Title: Relation of Shipping Corporation of India with Nifty50
Author: Shubham Murmure
Introduction:
Shipping Corporation of India (SCI) is a public sector enterprise under the Ministry of Ports, Shipping & Waterways, Government of India. Established in 1961, SCI is India’s largest shipping company, engaged in transporting crude oil, petroleum products, bulk cargo, and containerized goods. It plays a crucial role in India’s maritime trade, supporting economic growth by ensuring smooth logistics and connectivity in international and domestic waters. SCI operates a diversified fleet, including tankers, bulk carriers, and container ships, and is integral to India’s energy and trade security.
Objective:
To find out the Beta of Shipping Corporation of India and it’s significance
Literature Review:
Young-Tae (2017) stated that the study examines why shipping firms adopt Green Shipping Practices (GSP) and how these practices impact their environmental and productivity performance. The key motivations for adopting GSP include industrial norms, customer demand, and company strategy, while government regulations were found to have little influence. The findings confirm that adopting GSP improves both environmental and productivity performance, making it beneficial for shipping firms.

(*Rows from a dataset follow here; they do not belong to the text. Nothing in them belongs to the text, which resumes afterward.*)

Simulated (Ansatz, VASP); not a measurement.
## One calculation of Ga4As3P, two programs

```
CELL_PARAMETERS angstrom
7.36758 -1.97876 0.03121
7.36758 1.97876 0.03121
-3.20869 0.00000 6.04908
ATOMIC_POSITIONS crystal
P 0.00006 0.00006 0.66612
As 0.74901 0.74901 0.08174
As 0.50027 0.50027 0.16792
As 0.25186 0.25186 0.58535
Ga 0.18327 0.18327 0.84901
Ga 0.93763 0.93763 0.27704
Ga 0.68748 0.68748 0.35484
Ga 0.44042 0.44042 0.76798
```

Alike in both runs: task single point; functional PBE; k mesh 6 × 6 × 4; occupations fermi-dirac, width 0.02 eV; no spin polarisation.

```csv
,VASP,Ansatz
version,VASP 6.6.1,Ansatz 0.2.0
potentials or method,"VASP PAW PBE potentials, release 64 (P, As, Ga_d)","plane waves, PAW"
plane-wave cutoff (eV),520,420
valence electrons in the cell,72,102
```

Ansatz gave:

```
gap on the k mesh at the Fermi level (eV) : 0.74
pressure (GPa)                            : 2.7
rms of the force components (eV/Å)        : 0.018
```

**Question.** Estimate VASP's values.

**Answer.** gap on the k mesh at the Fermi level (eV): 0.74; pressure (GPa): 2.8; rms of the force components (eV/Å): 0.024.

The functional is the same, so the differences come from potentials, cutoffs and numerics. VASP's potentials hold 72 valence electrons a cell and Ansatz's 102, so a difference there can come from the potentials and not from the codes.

Zhihang (2024) presents that the report explores the electrification of ship power systems as a solution to reduce greenhouse gas emissions in the shipping industry. It reviews battery technologies, economic feasibility, and emission-reduction capabilities of electric ships. The study finds that lithium-ion batteries are currently the most viable for marine use, especially for short-to-medium-range vessels, which are already more cost-effective than traditional diesel ships. As battery costs decline and energy density improves, ship electrification is expected to expand, helping achieve zero-emission shipping.
Data Collection:
Shipping Corporation of India and Nifty50 data was download for period 1-1-24 to 31-12-24 and data was manipulated to find out the Friday closing prices were calculated of Nifty50 = X and Shipping Corporation of India = Y, Y was regression on X
Data Analysis:
Equation: Shipping Corporation of India = 0.0106 + 0.3119 Nifty50
Interpretation: The regression equation describes the relationship between Nifty50 (X) and Shipping Corporation of India share price (Y), indicating that Shipping Corporation of India share price is the dependent variable, and Nifty50 is the independent variable. The positive coefficient of 0.3119 suggests that for every one-unit increase in Nifty50, Shipping Corporation of India share price is expected to increase by 0.3119 units. With 47 observations (N=47), the model’s R-squared value: 0.0020, implying that approximately 0.2% of the variation in Shipping Corporation of India share price can be explained by changes in Nifty50, leaving 99.8% of the variation attributable to other factors not include in the model. The p-value for the slope is 0.7644, which is greater than the conventional threshold of 0.05, indicating that the relationship between Nifty50 and Shipping Corporation of India share price is not statistically significant at the 5% level. Consequently, this model does not provide strong evidence to suggest a significant linear relationship between Nifty50 and Shipping Corporation of India share price.
Conclusion:
Shipping Corporation of India beta of 0.3119 indicates that it is less volatile than the market and better suited for long-term investment.
Reference:
Young-Tae Chang & Denise Danao, 2017. “Green Shipping Practices of Shipping Firms,” Sustainability, MDPI, vol. 9(5), pages 1-23, May.
Zhihang Bei & Juan Wang & Yalun Li & Hewu Wang & Minghai Li & Feng Qian & Wenqiang Xu, 2024. “Challenges and Solutions of Ship Power System Electrification,” Energies, MDPI, vol. 17(13), pages 1-25, July.